Worthie Gem Lenore O'Brien Fitch
Gem Fitch, pianist and organist, has spent her career as a teacher, soloist, accompanist, composer, and church musician. She has taught at three colleges, an academy, and two elementary schools and served as an organist at a number of churches.
Born in Winnipeg, Manitoba, Canada, Gem was the youngest of seven daughters born to Anna F. and John M. O'Brien. Her gifts in music were apparent from an early age, and before she was a teenager, she was playing for church and evangelistic meetings. At age fifteen she was the pianist for the 1949 Canadian Youth Congress.
Gem prepared to be a concert pianist, taking lessons in Vancouver, British Columbia, where she studied piano with Phyllis Schuldt, organ with George Gibson, and theory with Cecelia McLean. She received the ARCT diploma in both performance and pedagogy from the University of Toronto's Royal Conservatory of Music of Toronto in 1957.
While living in this part of Canada, she competed in the Vancouver Music Festival, winning the Bach, Beethoven, Bartok and piano solo open competitions. She also received the Arthur Benjamin Silver Salver and Modern Music Trophy in that festival.
Gem taught music at Canadian Union College, now Canadian University College, from 1957 to 1972. During that time she continued piano study under Alexander Munn in Edmonton, Alberta.
In her first year at CUC, she met Victor Fitch, dean of men and math and physical education teacher. They married in the summer of 1958.
She served as an adjunct faculty member in piano at Walla Walla College, now University, from 1975 to 1982. While at WWC, Fitch also taught piano at nearby Whitman College, served as an organist at the College Place Adventist church, and was minister of music at the First Congregational Church in Walla Walla. She served as pianist and organist for the Walla Walla Symphony and was a soloist with the orchestra in 1978, when she performed Cesar Franck's Variations Symphoniques for Piano.
In her years at WWC, Fitch was active in the Washington Music Teachers Association. She was a featured soloist in a fundraising concert and, in 1982, performed at the banquet of the state convention. In addition to performing at this event and serving as an impromptu accompanist when another pianist became ill, she cared for numerous details related to that banquet.
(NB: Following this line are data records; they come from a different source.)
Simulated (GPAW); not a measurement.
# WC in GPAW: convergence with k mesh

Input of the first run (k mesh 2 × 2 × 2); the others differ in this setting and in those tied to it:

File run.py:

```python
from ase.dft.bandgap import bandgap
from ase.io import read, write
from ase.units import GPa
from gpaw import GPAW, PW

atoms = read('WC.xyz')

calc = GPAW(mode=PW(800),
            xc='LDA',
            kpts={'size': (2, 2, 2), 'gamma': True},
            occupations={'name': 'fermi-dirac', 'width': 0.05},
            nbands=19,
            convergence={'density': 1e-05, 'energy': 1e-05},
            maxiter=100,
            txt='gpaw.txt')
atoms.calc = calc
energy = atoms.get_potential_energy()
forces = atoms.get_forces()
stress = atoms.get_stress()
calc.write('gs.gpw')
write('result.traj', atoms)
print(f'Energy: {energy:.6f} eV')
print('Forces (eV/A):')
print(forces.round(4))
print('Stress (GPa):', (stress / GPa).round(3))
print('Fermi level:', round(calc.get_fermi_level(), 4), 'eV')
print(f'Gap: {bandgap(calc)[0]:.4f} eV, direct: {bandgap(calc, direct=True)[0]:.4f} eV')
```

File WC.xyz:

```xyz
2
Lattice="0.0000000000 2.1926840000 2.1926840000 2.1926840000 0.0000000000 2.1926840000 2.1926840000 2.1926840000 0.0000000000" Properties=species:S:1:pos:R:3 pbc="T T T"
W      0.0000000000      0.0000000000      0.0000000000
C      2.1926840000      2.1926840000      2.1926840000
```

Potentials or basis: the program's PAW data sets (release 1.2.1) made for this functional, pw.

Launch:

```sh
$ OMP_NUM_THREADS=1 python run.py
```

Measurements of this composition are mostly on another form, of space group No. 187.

Fitch is also a composer. The words for a hymn she wrote in 1982, “Crowning Jewel of Creation,” #385 in the 1985 Seventh-day Adventist Hymnal, were set to music by Wayne Hooper. When he read her submission for possible inclusion in the hymnal, Hooper, in his own words, was "immediately struck by the first line, comparing the beauty of Sabbath to the finest of the jewels that might adorn a monarch's crown."1
This collaborative effort was unique since Fitch has also composed a number of works on her own. One of these, a hymn tune, Port Whitby, was chosen for inclusion in a 1992 collection, 100 Years of Hope, honoring the centenary of Hope Publishing Company. A number of her original compositions are included in the North American Division of the SDA church's K-12 music curriculum, which was released in 1992. She served as a member of the committee from 1989 to 1992, when this curriculum was designed.
Fitch also composed a piano solo, Chinese Kites, which was one of 29 pieces written by Canadian composers, in a Diamond Jubilee Collection, published to honor the Canadian Confederation of Music Teachers Association at the time of its 75th anniversary. This work was subsequently selected as a test piece in the syllabus of the newly formed Conservatory Canada and was included in listings for the Royal Conservatory of Music.
Fitch wrote the Centennial Hymn for CUC's celebration of its 100th year in 2007. It is printed in its centennial book, The Hilltop Story. She has also written theme songs for various Adventist churches' anniversary celebrations and for youth gatherings.
The Fitches moved to Oshawa, Ontario, Canada, in 1982, where they lived for seven years. In those years, Gem gave piano lessons at Kingsway College, taught K-8 classroom music at College Park Elementary School, and was organist and choir director at St. John's Anglican Church in Port Whitby. Her Port Whitby hymn tune, mentioned earlier, was written during this time to celebrate the 140th anniversary of that community. She also wrote music for special programs at CPES.
In 1985, when Toronto hosted the International Bach Piano Competition, Fitch wrote a long and detailed review of the event which was printed in The Piano Quarterly, a prestigious professional journal with a worldwide circulation. In describing the competition, she used humor, including a reference to a contestant who had had a bad case of static cling but had prevailed over another whose memory had failed, observing that "a clinging slip wins over a memory slip every time!" A number of letters were sent to the editor praising the article for both its humor and detail, although one more conservative reader wrote to express her shock that such an article would be printed in a professional magazine of that caliber.
In 1989, they moved to Red Deer, Alberta, when Victor became educational superintendent for the church's Alberta Conference. Two years later, he became president of CUC, a position he held until his retirement in 1997, when he became part-time educational superintendent of the Manitoba Saskatchewan Conference. When he fully retired in 2008, the CUC board honored him with the title of President Emeritus of the university, a first in the school's history.
During these years, Gem gave piano lessons in her home, taught briefly at Red Deer church school, and also taught piano at CUC. She adjudicated for five years at piano festivals in Alberta before fully retiring as the 20th century ended.
Gem has been listed in a number of biographical volumes including the International Who's Who in Music and Musicians' Directory in 1990/91, the International Who's Who of Professional and Business Women in 1992, and others.
Sources: Information provided by Gem Fitch, 23 January and 7, 8, and 18 April 2008; Resume on file at Walla Walla University (1975); Wayne H. Hooper and Edward E. White, Companion to the Seventh-day Adventist Hymnal, 1988, Review and Herald Publishing Association, 393-94. Personal Knowledge.